What's WebVR good for?
WebVR poses significant technical hurdles when it comes to architecting and producing a VR experience. In exchange, you get to use URLs. WebVR, as a product of the web, has the trait of being shareable.
VR has two main audiences today:
- The hardcore audience with beefy dedicated VR setups, which are similar to home theatre setups in many respects. They use their setups for hours at a time, and want a high degree of interactivity.
- The mobile audience who have a chinese headset and the VR rollercoaster app installed on their phone. They try VR out for minutes at a time and can't interact very well due to lack of good input methods.
VR experiences that require a high degree of interaction only work well for the hardcore audience. They don't benefit from the sharing aspect; if they've decided they want to try your VR experience, they won't be deterred from downloading a native app, because they expect to invest hours into your thing. Asking them to open a link to your VR thing that will only entertain them for a few seconds is like asking a home theatre enthusiast to turn on their 4k projector and 5.1 surround system just to watch a cat video.
Mobile users hate downloading apps. Web sharing is still one of the easiest way to reach them. But they don't carry their headsets with them. And even if the headset is in a nearby cupboard, if they stumble on a VR feature in your mobile web app, they're still pretty unlikely to try it, unless it is compelling.
They're still the best shot that WebVR has got.
The mobile web VR medium is one where you have low interactivity, and your content is shareable. But people will ignore your content unless it is compelling.
Viewing clothes on a mobile shopping site on your phone in VR is not compelling. Users want to see lots of them and quickly, and having to pop their phone in and out of the headset constantly would get in the way of that. Shopping for clothes is high interactivity.

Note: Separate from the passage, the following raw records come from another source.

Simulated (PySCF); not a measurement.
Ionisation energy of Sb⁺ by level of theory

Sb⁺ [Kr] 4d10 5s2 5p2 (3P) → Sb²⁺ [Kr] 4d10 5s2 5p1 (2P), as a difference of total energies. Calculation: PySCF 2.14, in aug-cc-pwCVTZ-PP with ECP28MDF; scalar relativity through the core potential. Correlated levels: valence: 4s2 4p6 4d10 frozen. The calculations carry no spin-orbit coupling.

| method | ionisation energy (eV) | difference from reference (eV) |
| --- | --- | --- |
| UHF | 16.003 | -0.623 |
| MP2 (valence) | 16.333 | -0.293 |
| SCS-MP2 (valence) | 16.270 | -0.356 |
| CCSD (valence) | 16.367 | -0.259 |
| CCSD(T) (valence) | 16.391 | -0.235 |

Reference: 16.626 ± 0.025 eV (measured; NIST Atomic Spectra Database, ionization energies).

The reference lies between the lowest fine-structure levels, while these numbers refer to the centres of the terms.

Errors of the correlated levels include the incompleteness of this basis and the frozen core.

Games can be compelling, but mobile WebVR games can't. The only inputs you have are voice and the accelerometer. Maybe the camera. Most types of games require a tactile control scheme. Daydream is sort of trying to fix this. But playing most games is high interactivity.
Viewing video and image content works well on mobile VR. Because they are low interactivity and encourage sharing. However, you don't see people doing it a lot, unless the content is compelling.
Architecture is an interesting niche for VR. Staring at virtual renders designed by an architect inherently requires fairly low interactivity. Using WebVR, an architect could share their latest work, which can be compelling if you're looking to hire their services, or they're showing you the thing you commissioned them for. Carrying around a Pixel and Daydream VR for your client meetings is also a fairly elegant, all-in-one presentation solution.
So, again to summarise, WebVR is useful for mobile VR experiences that:
- Benefit from being easily shareable;
- Require low interactivity;
- Are compelling enough to convince someone to dust a hunk of plastic from their cupboard.